Over 15 years ago, I had an idea I suggested to Rhino Records that came from me spotting a 45 I found on Stone Flower Records. The Atlantic-distributed subsidiary was short lived but was a label given to Sly Stone as a way for him to record new music. In truth, it has been said that Stone wanted to come out with new music outside of his Epic Records soundtrack so as he was putting together what would become his There’s A Riot Going On album, he went into the studio to release a lot of material. I had learned that Little Sister, which featured Stone’s sister Venetta Steward, had recorded a full album meant for release, but remained in the tape vaults at the last minute when Sly finished the Family Stone album form Epic. So I knew more music existed. I figured Rhino Records would be the label to contact since it’s a Warner Bros.-related label, Atlantic is distributed by Warner Bros., it wouldn’t be difficult to come up with the masters. I did not get a response from Rhino, and I thought it would be a way for fans to hear music I felt already had a potential audience, and collectors would go nuts over it.
15 years later, Seattle’s Light In The Attic have released a compilation that is very much exactly what I wanted Rhino to do so what became Rhino’s loss is now LITA’s gain. I’m Just Like You: Sly’s Stone Flower 1969-70 features the four 45’s Stone Flower Records released, plus a wealth of songs that had remained unreleased until now. If you are a fan of Sly Stone, then you have definitely heard Little Sister’s “Somebody’s Watching You”, “Stanga”, and “You’re The One (Parts 1 & 2)”. If you are a Stone collector, you most likely picked up or heard of 6iX and the song “Just Like You”. You may have even heard of an early version of “Life & Death In G & A (Parts 1 & 2)” by Acaba Dream, released by A&M but was Sly & The Family Stone incognito with Hicks on vocals. In Hicks’ own version, it’s much slower, sleazier, grittier, dirtier but very much sexier. In truth, while the vocalist on these songs were by others, all of the music was entirely played by Sly Stone, and all come off as skeletal elements of what would become There’s A Riot Going On, consider this a deep deluxe edition in a way.

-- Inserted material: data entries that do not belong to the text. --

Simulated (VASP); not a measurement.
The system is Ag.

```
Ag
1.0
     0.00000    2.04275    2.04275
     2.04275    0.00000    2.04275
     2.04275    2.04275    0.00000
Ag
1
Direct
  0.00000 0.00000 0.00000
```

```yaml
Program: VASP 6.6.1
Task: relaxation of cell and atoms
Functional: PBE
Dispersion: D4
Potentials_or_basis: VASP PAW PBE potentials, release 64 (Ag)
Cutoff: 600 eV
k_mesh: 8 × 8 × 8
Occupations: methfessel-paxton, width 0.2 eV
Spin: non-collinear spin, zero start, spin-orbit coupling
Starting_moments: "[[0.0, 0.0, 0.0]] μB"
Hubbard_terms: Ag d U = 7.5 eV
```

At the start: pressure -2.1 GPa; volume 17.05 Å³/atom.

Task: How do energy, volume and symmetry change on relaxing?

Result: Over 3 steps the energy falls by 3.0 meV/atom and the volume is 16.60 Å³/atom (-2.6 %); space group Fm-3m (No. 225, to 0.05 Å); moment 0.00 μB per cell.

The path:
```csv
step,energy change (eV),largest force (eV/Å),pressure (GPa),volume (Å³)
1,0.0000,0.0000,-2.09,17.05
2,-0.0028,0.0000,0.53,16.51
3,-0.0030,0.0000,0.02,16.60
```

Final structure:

What you also get on hear is the single Hicks released through Scepter Records, “Home Sweet Home – Part II” and “I’m Goin’ Home”. Both had Stone involvement and the label said it was a Stone Flower production, so it seems Stone was trying to find yet another label to release his music. If there are any major highlights on an album that is a highlight in itself, it’s the songs credited solely to Sly Stone, including an early version of “Africa”. One gets a sense that he was getting deep into himself as he was putting these together, but arguably this may have been the seeds of what happened when Stone started to lose himself as well. The man was a wizard in the recording studio and understood the roles he played inside, so what we’re hearing is a master that was up there with people like Frank Zappa, Todd Rundgren, Paul McCartney, and Stevie Wonder Stone deserves to be ranked up there with the musical geniuses, and is example of the shadows someone like Madlib is in with his great production techniques.
In a greedy matter, I would have loved to have been an executive producer for a project like this had Rhino Records given the go-ahead. Today, I look at Light In The Attic Records as a label that came up with the idea too and did I’m Just Like You: Sly’s Stone Flower 1969-70 properly. For me, this was long-awaited and fortunately, they did it right. Job well done.